Tuesday, 19 June 2012

Approval ratings drop when accountability takes place in Hong Kong

No wonder the PAP is trying so hard, making use of the media, electoral reforms and other means, to prevent accountability in our parliament. They know too well that there is a heavy price to pay if the government policies and measures are open, transparent and subject to more questionings.

Donald Tsang, his term of office as chief executive of Hong Kong expires end of this month, claims that he is a victim of accountability.  He suffers a big drop in approval ratings, from 72% to 39%. 

[Mr. Tsang's support level has dropped to 39%, his lowest ever, according to a poll taken this month by the University of Hong Kong, compared with a popularity rating of 72% when he first took office in 2005.] (Wsj.com 18 June 2012)

The reasons:

Tsang blames the drop in his approval ratings to his willingness and courage to implement the accountability system in the Hong Kong Legislation Council (Legco). Council members (legislators) are law makers in Hong Kong and work like our members of parliament.     

In his final questions and answers session at Legco, The Standard had the following report on Tsang:

[Tsang admitted expanding the accountability system for principal officials came at a heavy price for him politically.

"When I look back at the changes in my popularity ratings, the watershed is the expansion of the principal officials accountability system in 2008," he said.

"I had underestimated the impacts created in politics and a spate of problems occurred by expanding the system, including how to select political talent, the appropriate terms for recruiting them and how to coordinate relations between principal officials and civil servants. I have paid a heavy cost in my political career," he said.] (The Standard, 15 June 2012)

The Impact:

Tsang’s problems are very similar to the PAP. May be his public service experience has not provided him the political judgement on accountability.  However, the PAP is always a political player and mastermind of electoral reforms.

Tsang had underestimated the impact of accountability but certainly not our PAP. Since taking office in 1959, the PAP has introduced many measures (from ISA, defamation to electoral system) to avoid accountability and transparency.  Unlike Tsang, the PAP has long anticipated the problems of selecting and recruiting talents, coordination (between MP questions and ministers’ replies), and its impact as mentioned above.

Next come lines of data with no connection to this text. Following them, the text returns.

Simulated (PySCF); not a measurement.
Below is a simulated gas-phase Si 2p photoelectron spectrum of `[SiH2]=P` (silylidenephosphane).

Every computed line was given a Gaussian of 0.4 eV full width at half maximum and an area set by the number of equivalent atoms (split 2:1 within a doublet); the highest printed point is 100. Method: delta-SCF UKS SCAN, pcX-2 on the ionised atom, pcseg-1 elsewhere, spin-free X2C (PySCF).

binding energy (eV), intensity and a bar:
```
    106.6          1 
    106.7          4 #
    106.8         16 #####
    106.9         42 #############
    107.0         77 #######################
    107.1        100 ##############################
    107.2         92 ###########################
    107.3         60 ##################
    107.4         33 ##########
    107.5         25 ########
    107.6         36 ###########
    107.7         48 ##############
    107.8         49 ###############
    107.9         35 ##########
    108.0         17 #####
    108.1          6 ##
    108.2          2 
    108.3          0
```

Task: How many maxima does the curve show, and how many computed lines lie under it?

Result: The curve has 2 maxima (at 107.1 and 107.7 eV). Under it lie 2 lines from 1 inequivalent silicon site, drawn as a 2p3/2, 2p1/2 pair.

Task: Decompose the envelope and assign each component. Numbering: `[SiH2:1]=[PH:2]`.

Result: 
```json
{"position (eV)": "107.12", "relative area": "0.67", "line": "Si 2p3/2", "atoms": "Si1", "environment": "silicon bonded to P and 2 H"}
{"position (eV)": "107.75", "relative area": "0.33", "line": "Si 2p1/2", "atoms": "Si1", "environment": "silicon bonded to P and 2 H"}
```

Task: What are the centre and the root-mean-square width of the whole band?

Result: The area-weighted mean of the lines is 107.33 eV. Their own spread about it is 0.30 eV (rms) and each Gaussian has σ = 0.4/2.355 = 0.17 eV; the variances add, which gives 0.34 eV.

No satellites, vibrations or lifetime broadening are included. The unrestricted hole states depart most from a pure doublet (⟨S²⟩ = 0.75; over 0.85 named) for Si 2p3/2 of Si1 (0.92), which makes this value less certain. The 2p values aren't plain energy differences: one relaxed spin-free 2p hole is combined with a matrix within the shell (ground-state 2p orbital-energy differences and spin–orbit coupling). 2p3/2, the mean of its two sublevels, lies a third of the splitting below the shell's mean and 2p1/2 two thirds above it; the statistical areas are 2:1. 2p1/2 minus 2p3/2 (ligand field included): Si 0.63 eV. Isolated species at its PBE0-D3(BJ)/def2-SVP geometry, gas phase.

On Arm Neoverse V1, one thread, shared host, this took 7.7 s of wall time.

This is why until today in our parliament the oppositions are still under represented.  With 40% of votes, only 6 out of 87 MPs are from the oppositions. Just imagine if there are more opposition MPs in the parliament, the approval ratings for the PAP will certainly drop to a new low again.

The Problems: Theory and practice are different

Hong Kong and Singapore are both city state economy. We face quite similar problems, for example, housing, rich and poor gap, exposure to trade and finance etc. 

In his final address to Legco, Tsang pointed out the problem of theory and practice.  He wanted to make a bigger economy cake for Hong Kong and hoped the bigger cake can be shared by all residents there. This is same as Singapore.  Our economy is getting bigger and bigger but the PAP thinks the cake is shared fairly and evenly to all Singaporeans.  But the theory does not equal to practice.  Our low wage workers have not benefited from the bigger economy cake.
The Standard reported:
[Tsang admitted he failed to close the widening wealth gap between rich and poor that has led to widespread social grievances.

"I think that it was crucial to make the economic pie bigger for all, so that once the local economy is boosted, all people from various classes could share in the benefits," he said.

"But it turned out that theory and practice are different."] (The Standard, 15 June 2012)

Perhaps, when you are going out of the office like Tsang, you will then admit your failures and tell the hard truth.

however, in Singapore, it is still a waiting for the PAP to admit there is a difference between theory and practice.  PM Lee in his address to the Economics Society of Singapore still thinks theory and practice is the same thing.

So, when will the PAP admit their mistakes like Tsang? We all know the 'sorry' in GE2011 is not enough.